You can use either p-pGRE or mGRE tunnel interfaces on the spoke routers. Multiple p-pGRE interfaces on a spoke router can use the same tunnel source ... IP address, but multiple mGRE interfaces on a spoke router must have a unique tunnel source ... IP address. This is because when IPsec is initiating, the first packet is an ISAKMP packet which needs to be associated with one of the mGRE tunnels. The ISAKMP packet only has the destination IP address (remote IPsec peer address) with which to make this association. This address is matched against the tunnel source ... address, but since both tunnels have the same tunnel source ... address, the first mGRE tunnel interface is always matched. This means that incoming multicast data packets may be associated with the wrong mGRE interface, breaking any dynamic routing protocol.

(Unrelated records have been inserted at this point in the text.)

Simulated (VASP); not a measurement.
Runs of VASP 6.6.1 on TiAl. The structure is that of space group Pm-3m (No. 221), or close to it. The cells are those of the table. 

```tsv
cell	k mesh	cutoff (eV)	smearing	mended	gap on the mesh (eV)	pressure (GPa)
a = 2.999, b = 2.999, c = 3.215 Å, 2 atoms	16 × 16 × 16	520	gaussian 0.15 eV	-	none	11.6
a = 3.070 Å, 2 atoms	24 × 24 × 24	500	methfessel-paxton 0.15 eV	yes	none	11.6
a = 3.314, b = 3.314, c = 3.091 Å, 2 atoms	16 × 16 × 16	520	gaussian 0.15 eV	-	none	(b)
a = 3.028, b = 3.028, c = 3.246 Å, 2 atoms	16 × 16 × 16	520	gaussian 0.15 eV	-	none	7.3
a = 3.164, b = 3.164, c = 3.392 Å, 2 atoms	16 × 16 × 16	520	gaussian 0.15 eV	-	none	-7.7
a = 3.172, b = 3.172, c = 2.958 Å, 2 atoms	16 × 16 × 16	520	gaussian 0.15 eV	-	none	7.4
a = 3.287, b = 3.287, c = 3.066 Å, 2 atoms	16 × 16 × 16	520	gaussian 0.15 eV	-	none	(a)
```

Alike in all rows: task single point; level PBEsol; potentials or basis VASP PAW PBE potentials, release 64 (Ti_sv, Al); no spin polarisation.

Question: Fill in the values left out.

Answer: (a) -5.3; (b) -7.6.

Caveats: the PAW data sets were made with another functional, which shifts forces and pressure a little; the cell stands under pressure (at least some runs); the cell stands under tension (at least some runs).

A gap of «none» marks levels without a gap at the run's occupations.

GRE packets themselves do not have this problem since they have the tunnel key ... value to differentiate between the two mGRE interfaces. Starting in Cisco IOS Software Releases 12.3(5) and 12.3(7)T, an additional parameter was introduced to overcome this limitation: tunnel protection....shared. The shared keyword indicates that mutiple mGRE interfaces will use the IPSec encryption with the same source IP address. If you have an earlier release you can use p-pGRE tunnels in this dual hub with dual DMVPN layout. In the p-pGRE tunnel case, both the tunnel source ... and the tunnel destination ... IP addresses can be used for matching. For this example p-pGRE tunnels will be used in this dual hub with dual DMVPN layout and not use the shared qualifier.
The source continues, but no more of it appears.